And what about me? As I come back in the train, I find that - other

causes contributing - my depression of Talcottville deepens. I did

not find the river and the forest of my dream - I did not find the

magic of the past . . . I would not go back to that old life if I

could: the civilization of northern New York - why should I idealize

it? - was too lonely, too poor, too provincial.

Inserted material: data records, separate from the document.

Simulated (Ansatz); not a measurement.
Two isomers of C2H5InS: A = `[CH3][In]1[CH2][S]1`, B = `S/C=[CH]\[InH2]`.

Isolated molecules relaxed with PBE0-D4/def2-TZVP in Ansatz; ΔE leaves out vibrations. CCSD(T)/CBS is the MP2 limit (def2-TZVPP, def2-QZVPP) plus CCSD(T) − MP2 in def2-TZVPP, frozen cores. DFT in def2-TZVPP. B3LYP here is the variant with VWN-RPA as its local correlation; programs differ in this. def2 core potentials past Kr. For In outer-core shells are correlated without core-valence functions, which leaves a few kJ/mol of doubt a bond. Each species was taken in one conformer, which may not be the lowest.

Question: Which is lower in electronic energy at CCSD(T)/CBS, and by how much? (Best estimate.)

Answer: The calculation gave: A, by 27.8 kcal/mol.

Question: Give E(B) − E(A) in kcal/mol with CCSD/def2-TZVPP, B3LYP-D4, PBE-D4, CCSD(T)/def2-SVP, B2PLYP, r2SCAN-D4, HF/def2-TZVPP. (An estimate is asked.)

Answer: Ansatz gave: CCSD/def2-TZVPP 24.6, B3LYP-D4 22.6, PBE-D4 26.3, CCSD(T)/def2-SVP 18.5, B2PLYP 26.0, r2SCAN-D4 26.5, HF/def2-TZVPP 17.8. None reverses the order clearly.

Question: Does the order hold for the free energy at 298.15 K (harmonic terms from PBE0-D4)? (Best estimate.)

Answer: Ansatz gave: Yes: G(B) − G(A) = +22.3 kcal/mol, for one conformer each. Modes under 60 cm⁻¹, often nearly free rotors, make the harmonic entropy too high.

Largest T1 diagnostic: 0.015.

Similarly, Donald Hall's "A Hundred Thousand Straightened Nails" is

both a sympathetic portrait of an older relative of the writer's and

a devastating critique of the romance of American rural eccentricity,

the stock material of how many homespun reminiscences in the Norman

Rockwell mode:

[Washington Woodward] worked hard all his life at being himself, but

there were no principles to examine when his life was over . . . The

life that he could recall totally was not worth recalling; it was a

box of string too short to be saved.

Apart from being first-rate reportage, Joan Didion's "The White

Album" can be seen as a radical variant of the genre of nostalgia as

well, in which the essayist positions her intimate, interior life

("an attack of vertigo and nausea does not seem to me an

inappropriate response to the summer of 1968") within the larger,

wayward, and "poorly comprehended" life of our culture circa 1966-

1978, with the defiant conclusion "writing [this] has not yet helped

me to see what it means": the antithesis of the traditional essay,

which was organized around a principle, or epiphany, toward which it

confidently moved. So too Michael Herr's "Illumination Rounds," from

Dispatches, is appropriately ironically titled, for little is finally

illuminated in this account of a young American journalist's visit to

Vietnam in the mid-seventies, at the height of that protracted and

tragic war; the techniques of vividly cinematic fiction writing are

here employed in the service of the author's vision, but there is,

conspicuously, no "moral" - no "moralizing." This is the art of the

contemporary essay, or memoir: a heightened, trompe l'oeil attention

to detail that allows the reader to see, hear, witness, as if at

first hand, what the essayist has witnessed. Though this

is "informal" writing, there is no lack of form. Postmodernist

strategies of fragmentation and collage have replaced that of

exposition, summary, and argument.

For all their diversity, essays tend to fall into three general

types: those that present opinions primarily, and have been written

to "instruct"; those that impart information and knowledge; and those

that record personal impressionistic experiences, especially

memories. These categories often overlap, of course, as in the

outstanding essays named above, and in recent years, judging from the

annual series The Best American Essays, from which essays in this

volume published since 1985 have been taken, the genre has evolved

into a form closely akin to prose fiction and prose poetry, employing

dialogue, dramatic scenes, withheld information, suspense.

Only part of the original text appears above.